His findings relate to the composition of the valleys and ridges in the area, including new redbed and greenbed areas between Portage and Ashland; at Portage Lake along the Little Machias River; between Route 11 and the Aroostook River in Ashland; and a plant fossil site near Scopan Lake.
The common plant fossils are psilophyton, pertica (Maine state fossil), protolepidodendron, and taeniocrada of the early species with vein systems. These plants all became extinct many million years ago.
Wang said these findings explain the roller coaster nature of Route 11 in the Fish River area.
Most of the valleys are easily eroded because they are underlain by the relatively young redbeds and greenbeds basins that became sites of the current lakes.
“The ridges, however, are underlain by the older volcanic rocks that are more resistant to weathering and erosion, so that they stand high in relief and form ridges,” Wang said. “Without these valleys and ridges, there would be no Fish River chain of lakes.”

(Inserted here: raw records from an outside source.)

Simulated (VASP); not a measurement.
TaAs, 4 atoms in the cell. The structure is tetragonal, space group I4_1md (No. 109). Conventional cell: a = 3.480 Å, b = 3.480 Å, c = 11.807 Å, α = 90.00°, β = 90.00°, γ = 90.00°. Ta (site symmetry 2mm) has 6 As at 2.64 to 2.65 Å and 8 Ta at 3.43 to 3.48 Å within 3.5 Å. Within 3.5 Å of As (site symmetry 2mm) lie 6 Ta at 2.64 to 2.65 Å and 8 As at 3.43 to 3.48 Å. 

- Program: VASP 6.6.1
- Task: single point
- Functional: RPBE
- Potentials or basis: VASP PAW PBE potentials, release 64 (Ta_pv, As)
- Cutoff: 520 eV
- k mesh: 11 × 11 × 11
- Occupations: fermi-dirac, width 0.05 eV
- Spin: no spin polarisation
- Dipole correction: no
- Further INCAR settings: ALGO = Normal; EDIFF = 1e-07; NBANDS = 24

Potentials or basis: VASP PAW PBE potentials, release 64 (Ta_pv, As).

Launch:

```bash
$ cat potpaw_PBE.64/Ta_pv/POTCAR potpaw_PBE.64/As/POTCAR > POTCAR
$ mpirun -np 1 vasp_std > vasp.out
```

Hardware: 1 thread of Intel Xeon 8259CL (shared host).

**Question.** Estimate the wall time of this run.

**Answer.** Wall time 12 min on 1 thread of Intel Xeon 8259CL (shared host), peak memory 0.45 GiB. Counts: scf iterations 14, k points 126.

Historically, the areas in Wang’s current research were considered part of the older Silurian formation — the Silurian Period life was underwater from about 443 million to 416 million years ago — but Wang’s findings indicate that the Devonian period started with sea on a basement of land, changing previous beliefs about the Fish River chain of lakes during this time period.
“It was not a continuation of sedimentation in a pre-existing Silurian sea as thought by all other previous and current geologists,” he said.
Maine State Geologist Robert Marvinney supervises this multi-year geological mapping and research project and Wang’s field assistant for this work was UMPI senior Eric Bagley.
Not only are his findings significant for geological mapping, it makes the Fish River chain of lakes interesting for visitors, Wang said.
“With the discovery of this unique geologic feature, the big rift basin system, the Fish River chain of lakes that is already well known as a gem for its great recreational, landscape aesthetic, and cultural values, now becomes a unique geoheritage site with additional and significant value in earth science and education,” Wang said. “Recognition and promotion of the Fish River geoheritage would also provide local and regional economic benefits for years to come.”
Correction: An earlier version of this report misidentified the road running between Eagle Lake and Ashland.